Capturing Your Home in the Best Light with Roy Wright


 
Ropy Wright Photo 4.jpg
 

Is a picture truly worth a thousand words?  When it comes to the world of real estate photography, absolutely.  

 

Roy Wright is a Jersey City based architecture and real estate photographer whose career began in New York City in the 1980s. His work has been featured in international exhibits and publications including Interiors, Architectural Record, Architecture, The New York Times Grid, Arts and Antiques, The London Times, and Vanity Fair

 

At the Moorefield Group, we rely on Roy’s expertise to create photographs of our residential listings that portray them in the most accurate light. “When I shoot I strive to portray or illustrate the true essence of a home,” he explains. “Think about your immediate reaction when walk into a space that you immediately fall in love with. You are absorbing everything that your brain is processing visually in a way that a camera cannot, such as space in shadow. My job in photographing a space is to make up for that through various techniques.”

 

How did you become specialized in photographing architecture and real estate?

“I fell into it, to be honest. I originally set out to work in photo illustration or fashion photography. Then one year, I ended up assisting an architectural photographer. My first assignment with him was working on the I.M. Pei Bank of China Tower in Hong Kong. When we came back to New York, I signed on with his rep as well. This kind of photography was a much less crowded field back then.  Everything was on film, there was nothing like Photoshop, obviously, and there were much less people willing to do the kind of hard work involved to set up a shoot.”

 

Do you use digital editing software like Photoshop today?

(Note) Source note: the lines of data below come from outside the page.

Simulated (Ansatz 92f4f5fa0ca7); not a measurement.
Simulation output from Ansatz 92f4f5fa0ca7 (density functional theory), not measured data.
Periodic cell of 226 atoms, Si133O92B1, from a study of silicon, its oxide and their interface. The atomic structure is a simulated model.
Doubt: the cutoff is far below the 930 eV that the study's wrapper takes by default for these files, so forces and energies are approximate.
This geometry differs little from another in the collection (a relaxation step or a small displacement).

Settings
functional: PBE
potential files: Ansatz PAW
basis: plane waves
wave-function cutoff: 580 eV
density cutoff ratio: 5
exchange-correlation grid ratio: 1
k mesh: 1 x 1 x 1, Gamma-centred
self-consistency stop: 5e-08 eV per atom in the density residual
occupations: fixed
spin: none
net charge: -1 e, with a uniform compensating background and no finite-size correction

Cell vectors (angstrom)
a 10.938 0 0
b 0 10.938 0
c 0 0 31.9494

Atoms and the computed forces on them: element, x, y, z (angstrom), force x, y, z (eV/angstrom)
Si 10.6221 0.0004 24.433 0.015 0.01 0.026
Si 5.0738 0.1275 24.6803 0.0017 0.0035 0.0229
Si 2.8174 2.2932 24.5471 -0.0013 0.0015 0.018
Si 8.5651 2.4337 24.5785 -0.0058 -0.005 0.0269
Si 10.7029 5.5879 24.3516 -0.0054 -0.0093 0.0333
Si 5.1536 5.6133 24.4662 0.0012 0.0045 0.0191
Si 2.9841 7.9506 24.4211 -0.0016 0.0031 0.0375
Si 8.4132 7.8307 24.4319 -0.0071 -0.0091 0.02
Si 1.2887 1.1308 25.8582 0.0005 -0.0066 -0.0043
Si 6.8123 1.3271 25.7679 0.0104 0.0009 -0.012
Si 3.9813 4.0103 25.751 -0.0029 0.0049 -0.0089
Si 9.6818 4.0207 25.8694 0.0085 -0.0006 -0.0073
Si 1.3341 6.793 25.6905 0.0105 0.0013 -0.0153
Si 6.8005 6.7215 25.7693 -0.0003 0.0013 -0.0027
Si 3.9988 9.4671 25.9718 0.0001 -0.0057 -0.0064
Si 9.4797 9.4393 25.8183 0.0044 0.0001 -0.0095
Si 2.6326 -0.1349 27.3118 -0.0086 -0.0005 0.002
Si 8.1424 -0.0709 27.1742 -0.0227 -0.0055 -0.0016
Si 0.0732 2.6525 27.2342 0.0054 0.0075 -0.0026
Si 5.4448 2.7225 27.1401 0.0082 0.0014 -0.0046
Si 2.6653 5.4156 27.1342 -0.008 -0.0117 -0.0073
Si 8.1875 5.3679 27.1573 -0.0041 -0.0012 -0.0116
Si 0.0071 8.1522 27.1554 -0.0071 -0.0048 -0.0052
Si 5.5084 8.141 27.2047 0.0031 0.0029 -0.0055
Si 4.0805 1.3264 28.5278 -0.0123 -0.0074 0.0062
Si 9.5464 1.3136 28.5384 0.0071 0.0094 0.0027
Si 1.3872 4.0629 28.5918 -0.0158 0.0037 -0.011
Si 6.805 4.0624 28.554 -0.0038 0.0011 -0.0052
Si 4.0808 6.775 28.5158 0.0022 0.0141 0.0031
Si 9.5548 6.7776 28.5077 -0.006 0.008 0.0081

“It’s a combination of my techniques from the film era with some digital correction in Photoshop.  However Photoshop is not how you create, it is how you edit.  I know that people are in a hurry and want to execute a shoot as fast as possible.  So while I work as quickly as I can, I make sure to properly stage and set up a shot, and not try to recreate it later with something like Photoshop. You won’t get the same result or quality.” 

 

Is it hard to build consensus on a photo shoot about the look or angles of a shot?First off, the client is the art director. Sometimes they know what they want or what they don’t want, other times they need input. That said, different clients will look at the same space and each want something completely different. A real estate broker will want a shot of all four walls of an entire room. An architect wants to zoom in on a specific problem they fixed, or how one wall meets another. A decorator wants to focus on a beautiful painting hanging on one of those walls.  They have their own expertise and know what they want. And they don’t need to know what I do, or they wouldn’t need a professional photographer. And in the end, we all want the same finished product of photographs that represent the beauty of a space in the truest light.”